Electronics Checklist
From Tom Igoe:
Nate's document (http://www.oshwa.org/sharing-best-practices/) seems like a good starting point, although I'd suggest rephrasing it to clarify which activities are core to the practice of open-source hardware (i.e. sharing original source / design files) and which are simply useful additions. Should we make a Google Doc (or use a wiki) to edit it collaboratively? Anyone have any specific suggestions for changes
This is indeed a good document, and I wish I'd have known it existed before now. Perhaps one thing that'd be good to do is an OSHWA newsletter or something of that sort, for when new things like this are released. Maybe I just missed a mail.
A few comments on it:
It's a good checklist for electronics. What about making it an online checklist? I'm imagining a tool that generates a file manifest for your repo, something like this:
- Photos:
- Design:
- BOM:
- Code:
- Required Tools:
It'd be a form, basically, and you just go through and enter file names, and at the end it generates a document for you. It doesn't really do a lot, but it reminds you what to release, and gives you a handy way to gather that info. Might even be possible as a Google docs spreadsheet with a form.

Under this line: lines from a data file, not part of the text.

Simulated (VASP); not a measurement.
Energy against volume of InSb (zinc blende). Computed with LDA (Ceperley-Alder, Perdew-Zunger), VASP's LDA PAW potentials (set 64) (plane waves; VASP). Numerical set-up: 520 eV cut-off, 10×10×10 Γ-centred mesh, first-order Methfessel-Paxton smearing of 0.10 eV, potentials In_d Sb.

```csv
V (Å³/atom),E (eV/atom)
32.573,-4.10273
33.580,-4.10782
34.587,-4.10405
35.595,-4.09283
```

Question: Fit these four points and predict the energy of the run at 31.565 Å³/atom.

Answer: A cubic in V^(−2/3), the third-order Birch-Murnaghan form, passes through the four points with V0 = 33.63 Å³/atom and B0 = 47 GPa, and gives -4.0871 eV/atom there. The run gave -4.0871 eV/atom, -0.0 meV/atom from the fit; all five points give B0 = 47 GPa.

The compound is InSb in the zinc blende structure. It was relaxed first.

Taking it a step further, you could put, by each document, a field to enter the license for that document if there is one. Might list the tool used to generate the document too. The tool could then generate something like this:
Photos (licensed under CC_BY_SA): Topview.jpg sideview.jpg detail.jpg
Design: Electrical (released under CC_BY_SA): (made with Eagle) foo.sch foo.brd etc. mechanical (released under CC_BY_SA) (made with Illustrator) case.dxf top.dxf (etc)
Firmware (released under LGPL) * note: for complex projects you might have a line by line license list (made with avr-gcc): foo.h foo.c
The advantage of something like this is that it could offer an informal documentation standard based on the best practices list.